When playing guitar, people put songs on spotify and jam along to them. If they want the tabs to the song, they'll usually google the chords to the song on https://www.ultimate-guitar.com/ which gets in the way of playing guitar. That's where Tabify comes in! Tabify connects to your Spotify account and automatically pulls up the tab of the song currently playing.
UI Prototype: https://www.figma.com/file/J7pzVQTY6Wv1YScIYKMDGf/Login-Page?node-id=0%3A1
Go to the spotify developer dashboard and create a new app.
Create a .env
file with 2 variables.
SPOTIFY_CLIENT_ID='YOUR_CLIENT_ID'
SPOTIFY_CLIENT_SECRET='YOUR_CLIENT_SERE'
Run these commands to install dependencies and start the backend server and the frontend server.
npm install
npm run dev
To run the backend in a production environment, run
npm run build
npm run prod
File | % Stmts | % Branch | % Funcs | % Lines | Uncovered Line #s |
---|---|---|---|---|---|
All files | 92.3 | 50 | 100 | 92.3 | |
tab-services.js | 90.9 | 50 | 100 | 90.9 | 16-29 |
tab.js | 100 | 100 | 100 | 100 |
Test Suites: 1 passed, 1 total Tests: 3 passed, 3 total Snapshots: 0 total Time: 1.892 s, estimated 3 s
The uncovered lines are database connection code.

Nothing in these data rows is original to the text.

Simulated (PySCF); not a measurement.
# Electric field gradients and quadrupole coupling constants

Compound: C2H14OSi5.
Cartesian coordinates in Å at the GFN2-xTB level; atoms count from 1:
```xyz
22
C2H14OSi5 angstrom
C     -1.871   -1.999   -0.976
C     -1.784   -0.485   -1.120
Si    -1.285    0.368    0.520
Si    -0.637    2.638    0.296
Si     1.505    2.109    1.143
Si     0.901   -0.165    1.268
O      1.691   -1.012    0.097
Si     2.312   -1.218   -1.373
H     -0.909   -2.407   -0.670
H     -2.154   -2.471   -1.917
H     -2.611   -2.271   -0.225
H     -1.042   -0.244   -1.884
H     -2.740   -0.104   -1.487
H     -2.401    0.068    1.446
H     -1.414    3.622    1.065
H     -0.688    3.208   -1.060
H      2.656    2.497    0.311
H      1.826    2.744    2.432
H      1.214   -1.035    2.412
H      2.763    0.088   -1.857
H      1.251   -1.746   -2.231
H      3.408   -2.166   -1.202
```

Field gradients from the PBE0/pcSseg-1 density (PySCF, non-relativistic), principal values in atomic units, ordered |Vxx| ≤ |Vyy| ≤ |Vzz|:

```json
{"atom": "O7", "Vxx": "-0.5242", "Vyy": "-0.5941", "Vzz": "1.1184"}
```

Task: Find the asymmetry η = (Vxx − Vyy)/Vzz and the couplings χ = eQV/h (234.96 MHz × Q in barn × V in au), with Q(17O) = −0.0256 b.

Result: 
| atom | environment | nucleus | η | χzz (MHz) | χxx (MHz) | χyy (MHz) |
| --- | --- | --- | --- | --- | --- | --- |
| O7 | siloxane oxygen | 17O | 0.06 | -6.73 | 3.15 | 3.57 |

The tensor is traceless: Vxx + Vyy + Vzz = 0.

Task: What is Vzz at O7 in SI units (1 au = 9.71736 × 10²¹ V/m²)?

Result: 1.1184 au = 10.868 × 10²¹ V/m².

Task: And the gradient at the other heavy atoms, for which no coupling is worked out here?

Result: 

For this project we're using Prettier as a style checker to ensure our code styles are consistent. To install using npm, you can run the following commands in the root directory:
npm install --save-dev --save-exact prettier
To let the editor know you're using Prettier:
echo {}> .prettierrc.json
Create a .prettierignore
file to let the editor know which files NOT to style check.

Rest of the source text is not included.